Monday, September 1, 2014

How I spent my Labor Day vacation

Last night I was awoken at 1am to the familiar sounds of my daughter fussing. For those of you who know us, Joel and I seemed to have bred an energetic spitfire who doesn't take to sleeping on her own. Yes, I have tried that and no it did not work.

The funny thing is, I was rejoicing because she had slept from 7:30pm to 1am, the longest stretch I have gotten in a few weeks. Imagine my surprise when I was met with every bodily fluid- we had to change pajamas twice. How nice.

Of course, being the nervous mom that I am, I was terrified that she would puke again and I, in my sleep deprived stupor, would not hear it. So naturally, I kick Joel out of bed and make a baby safe area for her to cuddle up sweetly as she drifted off to sleep in the arms of her loving mother. 

Well, that was the plan.

Instead what happened was no less than 2 hours of Crazy Baby climbing all over me, kicking me in the chest, and literally jumping on the bed. 

Some of you know I used to sleep with her. For three months straight she slept upright on my chest, easing what I now know to be common colic. In month four, I returned to work and she slept in the crook of my arm, which sounds idyllic when Dr. Sears describes it but was a nightly battle to make sure I didn't lose circulation to my fingers. 

I remember wistfully thinking of the day when she would no longer want to cuddle, reminding myself that "The days are long but the years are short." That day came approximate five months ago. This kid wants her freedom. 

So, at 3:45 in the morning, I relented and set her down in her crib, where she slept for the next 3.5 hours until something deadly escaped into her diaper.

Needless to say, we both got showers this morning.

As I was typing this, my daughter was allowed to eat apple snack sticks (read: sugar coated apple flavored chips) for breakfast because shut up. That's why.

And to top it all off, I spilled coffee onto our beige couch, thus presenting the current dilemma: 
Do I spot clean that area, leaving the rest of the couch to look dingier by comparison, or do I leave said coffee stain in hopes people will think there is a permanent shadow on our couch?

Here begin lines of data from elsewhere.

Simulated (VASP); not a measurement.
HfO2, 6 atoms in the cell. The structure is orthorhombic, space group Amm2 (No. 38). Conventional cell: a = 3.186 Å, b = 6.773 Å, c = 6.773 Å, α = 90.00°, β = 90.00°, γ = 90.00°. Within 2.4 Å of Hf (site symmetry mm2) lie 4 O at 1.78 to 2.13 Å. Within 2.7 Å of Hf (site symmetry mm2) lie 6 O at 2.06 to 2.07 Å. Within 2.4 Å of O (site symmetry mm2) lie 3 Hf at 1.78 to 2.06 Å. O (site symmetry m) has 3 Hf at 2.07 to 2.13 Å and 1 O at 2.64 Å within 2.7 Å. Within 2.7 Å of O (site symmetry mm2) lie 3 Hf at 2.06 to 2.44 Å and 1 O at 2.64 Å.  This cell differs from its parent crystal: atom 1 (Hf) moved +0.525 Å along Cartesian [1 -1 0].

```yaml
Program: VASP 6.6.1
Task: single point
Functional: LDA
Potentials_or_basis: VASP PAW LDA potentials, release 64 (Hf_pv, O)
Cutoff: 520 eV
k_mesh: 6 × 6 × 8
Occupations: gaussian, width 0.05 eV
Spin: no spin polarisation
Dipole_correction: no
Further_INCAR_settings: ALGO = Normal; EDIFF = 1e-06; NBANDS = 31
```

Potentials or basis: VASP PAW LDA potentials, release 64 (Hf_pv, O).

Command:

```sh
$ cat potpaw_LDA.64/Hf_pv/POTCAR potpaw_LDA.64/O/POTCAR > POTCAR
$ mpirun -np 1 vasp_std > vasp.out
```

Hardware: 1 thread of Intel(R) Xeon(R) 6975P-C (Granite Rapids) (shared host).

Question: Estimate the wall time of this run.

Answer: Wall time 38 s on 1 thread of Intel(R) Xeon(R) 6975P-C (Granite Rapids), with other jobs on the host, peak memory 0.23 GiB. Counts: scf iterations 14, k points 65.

Today was supposed to be a date day for Joel and I. We don't get out much and I can count on one hand the times the two of us have been on a date in the last year. We carve out time here and there, but with the two of us working and in grad school, it's not so easy.

On this Labor Day, I want to acknowledge all those mamas out there who are covered in puke, folding their third load of laundry this morning, and succumbing to the sweet silence that an episode of Curious George can bring. 

We may not get a day off today, but...

I don't have advice. I just have commiseration.